Mount Laurel, N.J.-based Freedom Mortgage Corp. will pay $113 million to resolve allegations from the U.S. Department of Housing and Urban Development (HUD) that it violated the False Claims Act by knowingly originating and underwriting Federal Housing Administration (FHA)-backed mortgages that did not meet FHA requirements.
“Freedom Mortgage did not properly comply with FHA rules for the mortgages it was generating and did not adequately monitor early payment defaults,” says Paul J. Fishman, U.S. Attorney for the District of New Jersey, in a U.S. Department of Justice (DOJ) press release. “It also failed to report to HUD the defaults it did discover, as required by its participation in the program.”
HUD alleges that Freedom Mortgage took advantage of its position as a direct endorsement lender in originating the faulty loans. Loans that are originated through the FHA’s direct endorsement program do not get reviewed for compliance until they are endorsed for FHA insurance. Therefore, it is up to the lender to ensure that all quality control (QC) measures are in place so that loans meet FHA direct endorsement requirements.
The loans in question were originated between Jan. 1, 2006, and Dec. 31, 2011, according to the DOJ’s release. HUD alleges that during this time, Freedom Mortgage did not always perform timely QC reviews or audits of loans in early payment default (EPD), as required by HUD, nor did it pass that info along to its QC team and HUD in a timely manner.

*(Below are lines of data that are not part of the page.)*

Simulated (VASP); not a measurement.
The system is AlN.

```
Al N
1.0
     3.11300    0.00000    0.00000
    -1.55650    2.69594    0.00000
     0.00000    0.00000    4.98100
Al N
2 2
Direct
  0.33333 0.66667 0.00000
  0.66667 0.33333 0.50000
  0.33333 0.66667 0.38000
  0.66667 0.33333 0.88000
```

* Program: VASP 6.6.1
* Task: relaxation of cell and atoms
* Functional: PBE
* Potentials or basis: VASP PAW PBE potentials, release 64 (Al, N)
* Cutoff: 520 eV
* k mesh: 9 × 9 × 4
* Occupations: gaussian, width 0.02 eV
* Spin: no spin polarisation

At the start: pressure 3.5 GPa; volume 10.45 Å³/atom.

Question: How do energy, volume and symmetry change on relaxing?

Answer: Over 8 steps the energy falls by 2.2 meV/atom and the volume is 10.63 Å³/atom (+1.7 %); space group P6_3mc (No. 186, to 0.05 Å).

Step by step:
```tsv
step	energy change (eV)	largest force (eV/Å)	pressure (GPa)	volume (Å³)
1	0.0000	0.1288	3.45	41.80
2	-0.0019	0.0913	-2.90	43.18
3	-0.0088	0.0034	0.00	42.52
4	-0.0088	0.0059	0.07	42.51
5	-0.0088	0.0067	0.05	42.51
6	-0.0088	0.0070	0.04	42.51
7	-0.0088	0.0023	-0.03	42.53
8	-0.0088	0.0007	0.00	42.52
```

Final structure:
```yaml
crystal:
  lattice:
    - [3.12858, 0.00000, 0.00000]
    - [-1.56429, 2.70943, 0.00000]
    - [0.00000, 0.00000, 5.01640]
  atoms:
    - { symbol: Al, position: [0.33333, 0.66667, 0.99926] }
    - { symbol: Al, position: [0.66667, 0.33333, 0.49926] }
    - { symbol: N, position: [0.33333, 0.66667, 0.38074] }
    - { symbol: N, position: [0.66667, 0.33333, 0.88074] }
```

“The EPD QC reviews that Freedom Mortgage did perform revealed high defect rates, exceeding 30 percent between 2008 and 2010,” the DOJ says in its release. “Yet, between 2006 and 2011, Freedom Mortgage did not report a single improperly originated loan to HUD, despite its obligation to do so. In 2012, after identifying hundreds of loans that ‘possibly should have been self-reported to HUD,’ it reported only one.”